Joseph Lash

Lash headshot
Joseph P. Lash (1909-1987) was a radical student leader, an Air Force weatherman, a journalist, and a biographer. He was the oldest of five children born to Jewish immigrants from Ukraine who ran a modest neighborhood grocery store and a kosher household on New York's Upper East Side. Small and scrawny, he managed to survive on the tough streets as a member of a gang which adopted him as their “Professor.” His father died in the 1918 Spanish Flu epidemic, and then 9-year-old Lash refused to drop out of school to run the store. He graduated from City College of New York in 1931, and from Columbia University with a Master's degree in philosophy and literature in 1932.

As America sank into Depression, Lash became a leader in the increasingly radical student protest movement, first as an officer of the Socialist youth organization Student League for International Democracy, and from 1936 to 1939 as executive secretary of the American Student Union, a coalition of radical youth groups. Subpoenaed to testify before the predecessor of the House Un-American Activities Committee, Lash and other leaders gathered were joined at New York’s Penn Station by First Lady Eleanor Roosevelt who rode to Washington with them and invited them to lunch at the White House. By the end of the visit she and Lash had formed a lifelong friendship.

From 1940 until 1942, Lash was general secretary of the International Student Service, a progressive student-aid group. He was later a founder, with Mrs. Roosevelt and others, of Americans for Democratic Action and served as an officer for two years. He was also active in liberal Democratic politics. Mr. Lash was drafted during World War II, serving as a sergeant and later second lieutenant in the United States Army Air Force in the Pacific as a weatherman.

In 1950, after two years working as an assistant to the Roosevelts’ son Elliott, Lash joined
The New York Post, then known for its liberal editorial positions. He worked for a time as a general assignment reporter and became its United Nations correspondent, a position he held for 10 years. From 1960 until 1966, he was assistant editor of the editorial page.

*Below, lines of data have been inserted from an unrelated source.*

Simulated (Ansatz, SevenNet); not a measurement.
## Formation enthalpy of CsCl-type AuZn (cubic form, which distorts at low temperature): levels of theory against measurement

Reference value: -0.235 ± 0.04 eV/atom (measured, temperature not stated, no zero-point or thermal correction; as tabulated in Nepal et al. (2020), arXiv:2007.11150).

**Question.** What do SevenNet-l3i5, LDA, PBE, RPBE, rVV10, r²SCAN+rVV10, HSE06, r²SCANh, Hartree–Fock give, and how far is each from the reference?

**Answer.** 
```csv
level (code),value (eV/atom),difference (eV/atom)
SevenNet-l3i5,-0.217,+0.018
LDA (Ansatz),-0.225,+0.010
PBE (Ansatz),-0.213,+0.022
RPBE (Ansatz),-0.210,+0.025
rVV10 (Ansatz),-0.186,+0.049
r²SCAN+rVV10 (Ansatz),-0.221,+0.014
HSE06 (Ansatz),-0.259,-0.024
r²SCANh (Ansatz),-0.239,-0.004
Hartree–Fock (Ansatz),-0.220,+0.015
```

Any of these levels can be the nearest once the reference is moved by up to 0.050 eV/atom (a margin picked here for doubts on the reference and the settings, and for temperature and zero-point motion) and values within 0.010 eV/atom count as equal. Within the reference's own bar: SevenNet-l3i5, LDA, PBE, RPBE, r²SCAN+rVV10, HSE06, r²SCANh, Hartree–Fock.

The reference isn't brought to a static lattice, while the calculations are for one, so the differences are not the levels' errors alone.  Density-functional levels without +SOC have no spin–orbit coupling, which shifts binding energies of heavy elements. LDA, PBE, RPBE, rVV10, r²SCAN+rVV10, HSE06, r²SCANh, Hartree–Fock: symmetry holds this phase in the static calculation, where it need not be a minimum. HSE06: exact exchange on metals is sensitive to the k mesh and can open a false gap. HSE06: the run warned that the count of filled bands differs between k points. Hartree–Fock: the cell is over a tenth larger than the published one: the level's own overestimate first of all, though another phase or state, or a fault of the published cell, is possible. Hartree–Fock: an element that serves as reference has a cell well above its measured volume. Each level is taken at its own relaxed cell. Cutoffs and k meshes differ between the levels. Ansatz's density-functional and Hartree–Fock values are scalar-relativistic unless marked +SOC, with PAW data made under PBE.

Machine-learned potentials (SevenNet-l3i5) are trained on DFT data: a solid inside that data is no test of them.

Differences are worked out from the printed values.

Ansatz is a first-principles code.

After Eleanor Roosevelt died in 1962, Lash published Eleanor Roosevelt: A Friend’s Memoir and Franklin Roosevelt, Jr. invited him to write a biography with access to all of Mrs. Roosevelt’s papers. The result was Eleanor and Franklin, which won the Pulitzer Prize and the National Book Award in 1972, and Eleanor, The Years Alone. Lash published six more books over the next sixteen years, including Roosevelt and Churchill, Helen and Teacher, and Dealers and Dreamers.